Consider a unidirectional flow with dynamic viscosity $\mu$ along a straight rigid-walled channel of uniform cross-sectional shape $\mathcal{D}$ driven by a uniform applied pressure gradient $G$. Write down the differential equation and boundary conditions governing the velocity $w$ along the channel.

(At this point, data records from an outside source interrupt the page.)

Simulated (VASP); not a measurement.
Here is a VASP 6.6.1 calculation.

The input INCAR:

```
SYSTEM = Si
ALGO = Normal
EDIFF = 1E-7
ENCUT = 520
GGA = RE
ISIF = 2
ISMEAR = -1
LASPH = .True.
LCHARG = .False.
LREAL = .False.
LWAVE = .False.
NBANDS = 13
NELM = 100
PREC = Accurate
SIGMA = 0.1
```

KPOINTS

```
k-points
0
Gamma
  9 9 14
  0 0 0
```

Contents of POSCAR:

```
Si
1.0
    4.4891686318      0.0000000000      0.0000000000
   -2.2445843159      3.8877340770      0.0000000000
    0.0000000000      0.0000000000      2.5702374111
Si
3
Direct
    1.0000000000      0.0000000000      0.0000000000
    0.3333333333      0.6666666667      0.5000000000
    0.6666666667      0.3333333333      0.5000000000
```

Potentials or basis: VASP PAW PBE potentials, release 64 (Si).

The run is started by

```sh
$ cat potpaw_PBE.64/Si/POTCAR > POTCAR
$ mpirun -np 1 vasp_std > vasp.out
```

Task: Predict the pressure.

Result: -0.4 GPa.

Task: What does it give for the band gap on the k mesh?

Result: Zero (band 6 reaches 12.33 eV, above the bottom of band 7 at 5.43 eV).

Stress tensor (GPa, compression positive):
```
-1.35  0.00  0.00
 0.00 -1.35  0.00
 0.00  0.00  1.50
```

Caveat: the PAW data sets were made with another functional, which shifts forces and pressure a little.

Consider the situation when the boundary includes a sharp corner of angle $2 \alpha$. Explain why one might expect that, sufficiently close to the corner, the solution should be of the form

$$w=(G / \mu) r^{2} f(\theta)$$

where $r$ and $\theta$ are polar co-ordinates with origin at the vertex and $\theta=\pm \alpha$ describing the two planes emanating from the corner. Determine $f(\theta)$.

If $\mathcal{D}$ is the sector bounded by the lines $\theta=\pm \alpha$ and the circular arc $r=a$, show that the flow is given by

$$w=(G / \mu) r^{2} f(\theta)+\sum_{n=0}^{\infty} A_{n} r^{\lambda_{n}} \cos \lambda_{n} \theta$$

where $\lambda_{n}$ and $A_{n}$ are to be determined.

[Note that $\int \cos (a x) \cos (b x) d x=\{a \sin (a x) \cos (b x)-b \sin (b x) \cos (a x)\} /\left(a^{2}-b^{2}\right)$.]

Considering the values of $\lambda_{0}$ and $\lambda_{1}$, comment briefly on the cases: (i) $2 \alpha<\frac{1}{2} \pi$;

(ii) $\frac{1}{2} \pi<2 \alpha<\frac{3}{2} \pi$; and (iii) $\frac{3}{2} \pi<2 \alpha<2 \pi$.